The cricket board is stuck between the proverbial rock and a hard place. Given that the 2019 50-over ICC World Cup is scheduled to begin on May 30, the IPL cannot be delayed.

In fact, if the Lodha recommendation of respecting a 15-day break between the IPL and any cricket tournament is adhered to, and if the ICC regulation for participating teams to remain available for promotions two weeks before the start of the tournament is kept in perspective, the BCCI has little choice but to conclude the 2019 IPL by the middle of May.

Keeping this in mind, the BCCI has zeroed in on March 29, 2019 as the starting date of the IPL’s 12th edition, TOI has learned. However, World Cup deadline is only part of the problem for BCCI. Those in the know of things say, “If the centre doesn’t call for early Lok Sabha elections, the board will have to seriously consider its options over the IPL.”

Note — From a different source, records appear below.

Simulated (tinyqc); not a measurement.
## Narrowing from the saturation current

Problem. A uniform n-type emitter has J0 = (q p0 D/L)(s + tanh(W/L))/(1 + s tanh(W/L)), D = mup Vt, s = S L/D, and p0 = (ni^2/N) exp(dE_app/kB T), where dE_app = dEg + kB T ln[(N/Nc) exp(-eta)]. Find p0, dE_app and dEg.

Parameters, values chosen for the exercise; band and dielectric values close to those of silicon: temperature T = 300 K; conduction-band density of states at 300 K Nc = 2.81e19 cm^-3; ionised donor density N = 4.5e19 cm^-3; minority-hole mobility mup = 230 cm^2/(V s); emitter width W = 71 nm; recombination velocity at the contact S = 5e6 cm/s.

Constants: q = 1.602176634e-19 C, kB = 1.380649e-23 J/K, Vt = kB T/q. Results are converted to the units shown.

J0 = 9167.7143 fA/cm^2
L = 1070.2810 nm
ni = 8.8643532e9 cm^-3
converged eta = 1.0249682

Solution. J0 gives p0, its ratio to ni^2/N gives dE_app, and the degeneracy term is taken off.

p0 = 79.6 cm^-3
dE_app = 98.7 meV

The last three general elections in India have been held between the months of April and May. In fact, the 2014 general election – one that was held over nine electoral phases – turned out to be one of the longest elections the country had ever seen and a similar duration can be expected for the next Lok Sabha polls.

“The IPL – under the new set of contracts and revenue models – is going to be a billion-dollar entity every season. There’s a lot at stake for many who are committed to the league. Moreover, there’s absolute unanimity among stakeholders that as much as possible, they’d like the league to be played in India, not abroad,” sources said. In 2009, the BCCI had moved IPL to South Africa because of the general elections but the move proved troublesome for the board because it failed to gather the required clearance from the Reserve Bank of India (RBI) on transfer of funds – to conduct the tournament abroad.


In 2014, BCCI had to shift the IPL again because of the general elections – this time to the United Arab Emirates (UAE) – but only for a period of 19 days, before moving back to India for the rest of the tournament. “However, the 2019 general elections is going to be unlike any other in the past given the scale and stakes. IPL stakeholders will definitely want to know in advance if the 2019 edition can potentially clash with the elections. Planning in advance will be the key,” said a tournament stakeholder.